Why do we need video QC?

As a content creator, it’s important to understand why Quality Control is an essential part of the post-production process. Quality control helps to ensure that any project you work on meets the necessary requirements needed to ensure your content can be distributed, no matter whether it’s only being published on YouTube or going global on Netflix or to a traditional broadcaster. If your project fails its Quality Control, it may end up costing you both time and money. This can make or break the release of your project.

Lightworks is the only NLE with a native integration into a Video AQC (Automated Quality Control) platform - QScan - allowing video editors for the first time to be able to automatically QC their clips and sequences in their editing timelines helping to deliver finished projects to distributors or publishers faster than ever before and 100% accurate for their needs.

Modern distributors may need to present material in a wide variety of circumstances. A single production might be delivered to theatrical, broadcast and online channels at various resolutions and aspect ratios, in different file formats with different codecs and colourimetry, sound mixes, and several HDR implementations. Distributors expect to be able to import files to content distribution systems and broadcast servers as a zero-intervention process and will perform analysis to ensure that can happen without problems.

Because QScan can analyse a vast range of characteristics of a media file, it includes templates reflecting the requirements of many key distributors and covering a wide variety of everyday situations. For conditions not covered by a template, one can be modified or a new one created from scratch.
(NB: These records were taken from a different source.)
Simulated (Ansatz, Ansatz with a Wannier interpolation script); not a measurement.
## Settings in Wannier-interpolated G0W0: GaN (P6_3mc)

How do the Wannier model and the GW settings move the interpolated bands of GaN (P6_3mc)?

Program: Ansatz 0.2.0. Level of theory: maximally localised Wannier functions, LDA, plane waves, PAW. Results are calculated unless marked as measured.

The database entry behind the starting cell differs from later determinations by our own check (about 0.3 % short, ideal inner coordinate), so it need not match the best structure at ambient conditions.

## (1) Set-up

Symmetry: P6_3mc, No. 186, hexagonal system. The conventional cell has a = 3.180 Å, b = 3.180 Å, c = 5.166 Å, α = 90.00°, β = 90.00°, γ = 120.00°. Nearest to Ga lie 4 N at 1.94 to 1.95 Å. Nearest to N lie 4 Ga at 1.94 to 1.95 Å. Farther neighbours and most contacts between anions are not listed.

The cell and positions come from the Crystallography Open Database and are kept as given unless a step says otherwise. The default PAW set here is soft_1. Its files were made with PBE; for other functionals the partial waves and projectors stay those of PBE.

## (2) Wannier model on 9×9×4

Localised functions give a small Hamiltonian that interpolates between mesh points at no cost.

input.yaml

QScan can analyse a huge range of files via a web browser interface and become part of any workflow. Integration with Lightworks means that QScan can link users directly to a timeline region where problems have been detected, making fixes easy.

 ADVANCED: Why your eyes just aren't good enough

There will always be a place for an eyeball assessment, particularly including material from various sources which may legitimately vary in both aesthetic and technical quality. A lot of time can be saved by automatically checking technical requirements with QScan, especially given that many potential problems can't be seen with the naked eye. The human eye was designed to simply absorb the world around you, rather than actively QC it. 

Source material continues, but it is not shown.